This is code to generate my submission to the Kaggle competition - Loyal Customer Prediction as a final project of Lehigh CSE447. This submission managed to give me a 2nd place in the competition (under the alias ♕ Wenqi ♔), in top 5%.
The challenge of this competition was to predict which shoppers that responded to a rebate coupon on a specific period, would become repeat buyers of that product. The given dataset was a nearly 1G dataset with one year history of transactions for each shopper.
The biggest difficulty in this competition was to create good features from the dataset of transactions as well as classification, which was then based on these features, and was a blend of various models:
- Extra Trees Classifier (scikit-learn)
- Gradient Boosting Classifier (scikit-learn)
- Gradient Boosting Classifier with Linear models as base estimators (xgboost)
- Quantile Regression (vowpal wabbit)
These models were then blended again using Gradient Boosting, trained on a holdout set of the training data.
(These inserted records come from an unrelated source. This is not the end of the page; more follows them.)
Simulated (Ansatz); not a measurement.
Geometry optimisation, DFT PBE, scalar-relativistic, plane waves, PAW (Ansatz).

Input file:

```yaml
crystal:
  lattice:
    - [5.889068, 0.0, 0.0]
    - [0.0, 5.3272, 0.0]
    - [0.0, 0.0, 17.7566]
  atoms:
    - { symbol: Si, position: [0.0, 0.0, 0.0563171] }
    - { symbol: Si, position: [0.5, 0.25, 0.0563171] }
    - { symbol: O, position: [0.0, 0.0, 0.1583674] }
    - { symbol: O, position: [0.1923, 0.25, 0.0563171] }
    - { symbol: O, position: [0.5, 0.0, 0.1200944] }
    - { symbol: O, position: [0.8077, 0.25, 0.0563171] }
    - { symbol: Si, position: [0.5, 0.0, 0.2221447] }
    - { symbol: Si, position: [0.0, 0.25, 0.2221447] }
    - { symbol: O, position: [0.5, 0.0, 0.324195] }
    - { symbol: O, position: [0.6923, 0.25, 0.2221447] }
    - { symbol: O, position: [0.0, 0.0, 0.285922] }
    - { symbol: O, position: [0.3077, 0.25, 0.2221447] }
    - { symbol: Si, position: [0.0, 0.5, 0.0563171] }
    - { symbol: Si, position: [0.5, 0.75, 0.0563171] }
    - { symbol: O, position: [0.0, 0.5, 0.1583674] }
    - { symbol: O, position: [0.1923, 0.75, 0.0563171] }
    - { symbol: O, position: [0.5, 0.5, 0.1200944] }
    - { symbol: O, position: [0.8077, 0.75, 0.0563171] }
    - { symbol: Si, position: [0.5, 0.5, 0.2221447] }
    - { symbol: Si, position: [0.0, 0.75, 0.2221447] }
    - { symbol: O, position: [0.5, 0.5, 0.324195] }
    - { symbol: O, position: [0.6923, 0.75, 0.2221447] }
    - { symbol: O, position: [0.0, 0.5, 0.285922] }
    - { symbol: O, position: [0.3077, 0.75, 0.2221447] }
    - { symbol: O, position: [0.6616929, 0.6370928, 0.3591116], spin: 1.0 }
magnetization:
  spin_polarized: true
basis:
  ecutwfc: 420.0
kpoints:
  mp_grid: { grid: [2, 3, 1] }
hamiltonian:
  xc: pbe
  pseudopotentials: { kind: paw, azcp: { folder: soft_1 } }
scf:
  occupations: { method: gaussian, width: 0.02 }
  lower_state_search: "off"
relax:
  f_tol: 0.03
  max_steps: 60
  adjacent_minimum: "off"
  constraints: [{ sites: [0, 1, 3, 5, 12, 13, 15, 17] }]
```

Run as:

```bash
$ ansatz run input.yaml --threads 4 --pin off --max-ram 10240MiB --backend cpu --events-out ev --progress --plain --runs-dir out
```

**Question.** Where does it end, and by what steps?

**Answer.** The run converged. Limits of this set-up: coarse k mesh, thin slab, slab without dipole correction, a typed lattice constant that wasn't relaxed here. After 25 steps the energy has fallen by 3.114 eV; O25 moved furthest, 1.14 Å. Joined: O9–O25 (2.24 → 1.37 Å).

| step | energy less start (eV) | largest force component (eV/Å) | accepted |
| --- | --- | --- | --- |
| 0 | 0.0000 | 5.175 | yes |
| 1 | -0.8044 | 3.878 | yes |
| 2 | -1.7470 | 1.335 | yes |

This submission requires an installation of xgboost, vowpal wabbit, pandas, numpy and scikit-learn, and has only been tested on MacOS. Note that since this is a large dataset, so I didn't upload dataset. You can download all data and put them in data folder.
- Download the competion data (user_info.csv, user_log.csv, train_label.csv, test_label.csv) and put it in the folder "data"
- Run gen_features.py to create the features files train.csv and test.csv
- Run gen_result.py to create the final submission